A startup founded by four former SpaceX engineers just became one of the rarest creatures in the defense industry: a venture-backed company valued at $1 billion whose core product is designed, according to the company, to fly faster than any existing missile can chase it.
Hermeus, headquartered in Atlanta, announced in May 2026 that it closed a $350 million funding round at a $1 billion valuation to accelerate development of what the company calls the fastest unmanned aircraft ever built for the American warfighter. The raise lands at a moment when the Pentagon is racing to field hypersonic platforms capable of outpacing advanced air-defense systems deployed by China and Russia, and it vaults Hermeus into a small club of defense-tech unicorns competing for that mission.
From SpaceX alumni to hypersonic ambitions
Hermeus was founded in 2018 by AJ Piplica, Skyler Shuford, Glenn Case, and Mike Smayda. The founders came out of SpaceX and Generation Orbit, bringing experience in propulsion, rapid prototyping, and the move-fast culture that traditional defense primes are often criticized for lacking. The company’s central technical bet is a turbine-based combined-cycle engine called Chimera, which is designed to operate as a conventional turbine at lower speeds and transition into a ramjet at hypersonic velocities. Hermeus has publicly demonstrated Chimera in ground-test environments, a milestone that moved the concept beyond paper studies and into hardware.
The $350 million round follows earlier funding that included a reported Series B of roughly $100 million. The company has not disclosed the investors behind the latest raise, leaving open the question of whether the capital reflects deep defense-sector conviction, broader venture enthusiasm for military technology, or some combination of both.
What the government’s own records show
Beyond private capital, Hermeus holds a documented foothold in formal U.S. Air Force research channels. The company’s SBIR portfolio on the government’s own database lists specific efforts including the Darkhorse concept evaluation and CONOP (concept of operations) feasibility work, both tied to Department of Defense and Air Force engagement.
These entries matter for two reasons. SBIR and STTR awards follow a competitive selection process managed by federal agencies, so their presence confirms that Hermeus has cleared initial technical review gates set by the Air Force. And the nature of the work listed goes beyond engine research. A CONOP feasibility study assesses whether a proposed system can actually be operated in real military scenarios, covering logistics, mission profiles, maintenance demands, and survivability. The Darkhorse name signals a distinct aircraft concept under evaluation, not simply a lab experiment.

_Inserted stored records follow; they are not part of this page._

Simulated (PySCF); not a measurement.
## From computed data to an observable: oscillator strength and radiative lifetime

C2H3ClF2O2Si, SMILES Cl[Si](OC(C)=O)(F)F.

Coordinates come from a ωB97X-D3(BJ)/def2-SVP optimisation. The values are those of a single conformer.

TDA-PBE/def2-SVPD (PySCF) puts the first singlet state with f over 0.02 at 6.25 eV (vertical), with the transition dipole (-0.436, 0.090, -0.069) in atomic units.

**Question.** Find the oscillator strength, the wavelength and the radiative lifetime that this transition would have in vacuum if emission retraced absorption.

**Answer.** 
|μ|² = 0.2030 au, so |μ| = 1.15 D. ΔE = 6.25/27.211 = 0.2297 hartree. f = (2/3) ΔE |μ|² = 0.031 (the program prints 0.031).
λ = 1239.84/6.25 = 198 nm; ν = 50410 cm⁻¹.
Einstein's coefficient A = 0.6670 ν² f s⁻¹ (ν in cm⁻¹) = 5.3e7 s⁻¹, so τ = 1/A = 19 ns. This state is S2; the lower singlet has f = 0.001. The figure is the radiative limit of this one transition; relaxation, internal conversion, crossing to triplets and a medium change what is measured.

Together, these records indicate the Air Force is actively examining whether Hermeus hardware could fit into warfighting doctrine, a step that carries more weight than any press release.
What the evidence does not yet prove
The company’s most dramatic claim, that it is building the fastest unmanned aircraft for the American warfighter, originates from its own communications. No independent flight-test data, speed benchmarks, or third-party performance audits appear in the public record as of June 2026. Exact performance specifications, including target Mach number, operational altitude, range, and payload capacity, are absent from both the press release and the SBIR records.
The headline framing that this aircraft could “outrun every missile on Earth” is not a verified technical claim. No public test data or independent assessment supports it, and it depends on both unproven engineering performance and classified intelligence about adversary missile capabilities. Readers should treat it as aspirational shorthand for the company’s goal of building an aircraft fast enough to survive contested airspace, not as a demonstrated fact.
The scale and dollar value of the SBIR and STTR awards are also not broken out in the portfolio summary. Phase I awards are typically modest research grants, while Phase II and Phase III contracts can be substantially larger and signal progression toward production. The available record confirms Hermeus holds these awards but does not specify which phases are active or how much total government funding has flowed to the company.
The competitive field adds another layer of uncertainty. Lockheed Martin has discussed its SR-72 concept, a potential successor to the legendary SR-71 Blackbird, for over a decade. DARPA has funded multiple scramjet flight demonstrations through programs like the Hypersonic Air-breathing Weapon Concept (HAWC). China and Russia have both tested hypersonic glide vehicles designed to defeat Western missile defenses. Whether Hermeus can deliver a production-ready unmanned platform ahead of these efforts, or whether its technology will eventually be folded into a larger prime contractor’s program, remains an open strategic question.
Why this funding round stands out
Defense startups reaching unicorn status is still uncommon enough to be notable. The traditional path for hypersonic technology runs through massive prime contractors with decades-long development cycles and cost overruns that have frustrated Pentagon leadership. Hermeus is betting that a smaller, faster-moving team with a working engine concept can compress that timeline.
The combination of a $1 billion valuation, named hypersonic aircraft concepts in government databases, and a demonstrated propulsion system suggests Hermeus has moved well past the whiteboard phase. At the same time, the gap between ground-testing an engine and fielding an operational unmanned aircraft that can survive contested airspace is enormous. History is littered with promising hypersonic programs that stalled during the transition from lab to flight.
What will separate Hermeus from the crowded hypersonic field
Three developments will determine whether Hermeus can convert its funding and government interest into a fielded capability. First, published flight-test results, either from the company or from the Air Force, would be the clearest signal that the technology works at speed and altitude. Second, progression from SBIR Phase II to Phase III contracts would indicate the Pentagon sees a path from research to production. Third, any official Department of Defense statements endorsing the platform’s operational viability would separate Hermeus from the crowded field of hypersonic aspirants.
Until that evidence arrives, Hermeus stands as the best-funded startup in the hypersonic race, backed by both private capital and formal Air Force research channels, but with its boldest claims still awaiting proof at altitude.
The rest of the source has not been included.